Most Forex traders use technical analysis to trade on forex/stocks, but more sophisticated and successful traders tend to increase their success rate by using fundamental analysis in their trading decisions. In this article, we find out more about fundamental analysis, how to get the important data and how to use it.

While technical analysis involves examining charts to identify patterns or trends, fundamental analysis involves examining economic data reports and news headlines. (And even random tweets from a particular world leader) Fundamental analysis is a way of looking at the Forex market by analyzing the economic, social, and political forces that may affect currency prices.

If you think about it, it makes perfect sense! Just like economics, it is supply and demand that determine prices and exchange rates.

It is easy to use supply and demand as an indicator of where the price can go. The hard part is analyzing all the factors that affect supply and demand.

In other words, you have to look at different factors to determine which country’s economy is doing well and which country’s economy is doing badly. With its help, you can have a view of prices in the future. You can say a cheap asset is being traded or it is already expensive and has a bubble.

You need to understand the reasons why and how certain events, such as rising unemployment, affect a country’s economy and monetary policy, which ultimately affect the level of demand for that country’s currency.

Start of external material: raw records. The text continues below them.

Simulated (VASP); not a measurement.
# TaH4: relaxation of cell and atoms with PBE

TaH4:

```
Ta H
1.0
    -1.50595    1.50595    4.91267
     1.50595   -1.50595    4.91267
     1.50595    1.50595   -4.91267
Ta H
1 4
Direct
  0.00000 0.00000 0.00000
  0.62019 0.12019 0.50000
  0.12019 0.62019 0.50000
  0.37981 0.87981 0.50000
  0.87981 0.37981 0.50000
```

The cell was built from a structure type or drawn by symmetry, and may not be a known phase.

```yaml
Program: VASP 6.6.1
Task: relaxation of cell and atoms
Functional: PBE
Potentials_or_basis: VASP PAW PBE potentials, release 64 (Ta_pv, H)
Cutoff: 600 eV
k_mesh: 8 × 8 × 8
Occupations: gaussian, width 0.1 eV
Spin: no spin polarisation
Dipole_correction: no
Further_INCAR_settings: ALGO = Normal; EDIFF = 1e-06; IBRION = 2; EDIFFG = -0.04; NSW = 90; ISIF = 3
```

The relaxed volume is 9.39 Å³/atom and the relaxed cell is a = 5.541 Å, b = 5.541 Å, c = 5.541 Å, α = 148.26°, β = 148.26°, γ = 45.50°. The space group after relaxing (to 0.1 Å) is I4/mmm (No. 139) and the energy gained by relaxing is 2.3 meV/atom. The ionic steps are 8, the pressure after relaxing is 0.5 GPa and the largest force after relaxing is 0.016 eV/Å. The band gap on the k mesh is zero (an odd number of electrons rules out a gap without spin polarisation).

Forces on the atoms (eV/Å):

The idea behind this type of analysis is that if a country’s current or future economic outlook is good, that country’s currency will be more powerful. The better a country’s economy is, the more foreign businesses and investors will invest in that country. This leads to the need to buy that country’s currency to acquire that asset.

In short, this is the fundamental analysis: a good economy equals a good currency and a bad economy equals a declining currency

For example, when we say that the US dollar is rising because the US economy is recovering.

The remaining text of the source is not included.